Center of attention
The team is seemingly set, save for one very key position: Center field.
New York has two primary options at this point: Melky Cabrera and Brett Gardner. Of course, Johnny Damon or Nick Swisher could be used as emergency options, but they are better served in left and right field, respectively.
To say Cabrera's 2008 was disappointing would be an understatement of massive proportions. He regressed in every category (His raw batting line went from .273/.327/.718 to .249/301/.642) and earned himself a demotion to Triple-A Scranton/Wilkes-Barre on Aug. 15. The problems that cropped up in an otherwise successful 2007 (lack of hustle, overaggressiveness at the plate, sliding into first base) multiplied in 2008, leaving manager Joe Girardi with virtually no choice but to explore other options.
The option, in this case, was Gardner, a high-OBP hitter with oodles of speed. In his 127 AB with New York, he was just mediocre, posting a line of .228/.283/.582. He did, however, have 13 stolen bases in that time, as well as two walk-off hits. He also ended the season hot, going 10 for his last 29, including three multi-hit games during a six-game hitting streak to close out 2008.

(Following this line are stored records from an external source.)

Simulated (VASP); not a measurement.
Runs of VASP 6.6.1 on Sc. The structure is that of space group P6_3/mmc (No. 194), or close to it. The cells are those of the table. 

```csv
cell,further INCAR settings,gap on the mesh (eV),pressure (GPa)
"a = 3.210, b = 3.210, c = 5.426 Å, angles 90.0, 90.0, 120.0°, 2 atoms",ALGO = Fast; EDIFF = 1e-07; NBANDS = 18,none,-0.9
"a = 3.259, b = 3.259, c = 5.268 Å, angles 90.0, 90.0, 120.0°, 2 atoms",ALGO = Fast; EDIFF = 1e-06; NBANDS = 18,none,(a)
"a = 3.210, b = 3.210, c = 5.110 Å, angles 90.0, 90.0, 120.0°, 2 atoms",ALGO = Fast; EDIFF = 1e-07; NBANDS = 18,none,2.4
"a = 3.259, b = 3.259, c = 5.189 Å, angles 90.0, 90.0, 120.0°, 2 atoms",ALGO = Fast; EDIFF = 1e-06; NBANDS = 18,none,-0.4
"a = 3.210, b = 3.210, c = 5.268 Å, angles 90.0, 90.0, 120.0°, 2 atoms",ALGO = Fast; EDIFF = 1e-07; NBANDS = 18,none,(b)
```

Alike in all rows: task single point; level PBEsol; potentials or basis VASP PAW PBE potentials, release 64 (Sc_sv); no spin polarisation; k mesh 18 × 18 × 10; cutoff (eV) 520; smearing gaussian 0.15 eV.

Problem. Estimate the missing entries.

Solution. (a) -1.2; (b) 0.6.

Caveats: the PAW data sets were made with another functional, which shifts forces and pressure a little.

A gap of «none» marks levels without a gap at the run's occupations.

In my view, the answer is Gardner and the reason is the aforementioned speed. Batting Gardner at the bottom of the lineup would, in effect, give Girardi back-to-back leadoff men in front of Teixeira, Alex Rodriguez, Jorge Posada, Robinson Cano and Hideki Matsui. The increased RBI opportunities for the big boys should lead to an improved offensive output.
The speed also gives him plus range in center field, which should improve as he learns the intricacies of the position. His arm is already decent, as his five assists in 2008 exhibit.
If given a chance, I think Gardner can be a viable everyday option center field, and certainly an adequate-at-worst stopgap until Austin Jackson arrives next season.